AH: What can we (as university students/the younger generation) learn from your generation?
TZ: Certainly, there is a generational change with younger generations being better educated, more multilingual, more tech savvy and exposed to more opportunities at an early age. But I think even within one generation there are always people who are more informed, more willing to learn, more modest, and more aspired to become intelligent, whereas there are always other people who make less efforts to become informed and more satisfied with not knowing much about things. Within one generation, it’s the individual efforts that will make a lot of difference.
In terms of generational difference, I think in some areas my generation is little more fortunate. We grew up in an environment where China was becoming gradually more connected with the outside world. We felt very inspired, and the world was available to us. We felt we can do anything as long as we try. There’s no limitation or major obstacles. I think the next generation is provided with a different environment. China is becoming more inward-looking, and China may become less and less connected with the rest of the world. That’s a very big challenge that the younger generations need to deal with. They live in an environment where people have new mindsets: they think there’s less need to understand foreign perspectives because China is so strong; it’s time for China to draw international rules and norms; western countries are so biased that there’s no use talking to them; and as long as we can build up China’s power, things would be fine. I think this is a very different environment from the previous one we grew up in. For that reason, I think young experts who grow up in this period of time would have to make even more individual efforts to break the information cocoon, to come out of their comfort zones, and develop independent thinking. Young scholars need to be really willing to enrich themselves, make individual efforts, understand their own mission of life, and pursue the work that they think is worth their life/their time.
AH: Is there something your generation can learn from us?
TZ: I believe the younger generations are more aware of the meaning of their individual life. For my generation, in many cases, our life just is to go with the flow. You are taught to do this and that, and you do it without thinking too much about it. That means sometimes our life is pretty determined by the system and the society. We felt we were in control of our own life but in fact we just went with the flow. To some extent, that was OK, because the entire system and the entire society was moving in the direction of being more open and liberal.

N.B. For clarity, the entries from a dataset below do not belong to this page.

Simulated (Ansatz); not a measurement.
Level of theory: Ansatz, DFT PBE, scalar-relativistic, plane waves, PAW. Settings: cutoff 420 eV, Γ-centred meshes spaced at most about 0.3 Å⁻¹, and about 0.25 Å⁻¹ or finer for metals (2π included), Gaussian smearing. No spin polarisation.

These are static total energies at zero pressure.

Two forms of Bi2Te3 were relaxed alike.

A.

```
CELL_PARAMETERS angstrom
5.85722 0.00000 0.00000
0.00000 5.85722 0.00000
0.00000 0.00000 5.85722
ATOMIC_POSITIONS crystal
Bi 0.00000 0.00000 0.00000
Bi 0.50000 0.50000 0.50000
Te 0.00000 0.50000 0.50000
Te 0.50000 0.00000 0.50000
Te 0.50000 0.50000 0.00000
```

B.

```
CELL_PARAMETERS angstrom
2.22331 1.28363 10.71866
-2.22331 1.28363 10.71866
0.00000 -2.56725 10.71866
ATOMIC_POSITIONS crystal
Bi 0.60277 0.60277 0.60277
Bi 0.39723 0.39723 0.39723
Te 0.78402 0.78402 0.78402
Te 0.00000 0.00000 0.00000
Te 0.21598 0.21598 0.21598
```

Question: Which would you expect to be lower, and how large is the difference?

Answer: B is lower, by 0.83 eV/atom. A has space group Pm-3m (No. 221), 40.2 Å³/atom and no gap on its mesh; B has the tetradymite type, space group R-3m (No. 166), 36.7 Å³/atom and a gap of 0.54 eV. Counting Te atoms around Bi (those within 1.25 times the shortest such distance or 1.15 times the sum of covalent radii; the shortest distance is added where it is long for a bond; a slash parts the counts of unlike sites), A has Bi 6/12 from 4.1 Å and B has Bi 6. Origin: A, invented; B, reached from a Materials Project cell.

For your generation, I think many of you want to take control of your own life, you don’t care too much about whether you would be judged by foreigners, strangers, or other groups of people in the society. I think that’s encouraging. As becoming older, I feel I should have thought more thoroughly about the meaning of my life and what I want to do in my short decades of career and life. Young people would benefit from having this sense of mission early on in their life and develop individual perspectives on everything that is important to their own life, including what they want to do, the research they want to pursue, what impact they want to leave in this world.
Again, this is an era where there are abundant resources and opportunities. If you are aware of them, if you make explicit efforts at it, you can always learn and grow very quickly and equip yourself with many new modern tools that were not available to my generation when we were young. Life is much more unlimited for your generation as long as you know where you want to go, what you want to do, and who you want to become.
Some final words to audience from Dr. Zhao
This is a very comprehensive chat. I appreciate the opportunity and all the work you do. I’m very inspired and encouraged by your personal talent and dedication. It’s a great privilege to have this discussion. Wish you all the best. I look forward to future opportunities to engage with you and your colleagues.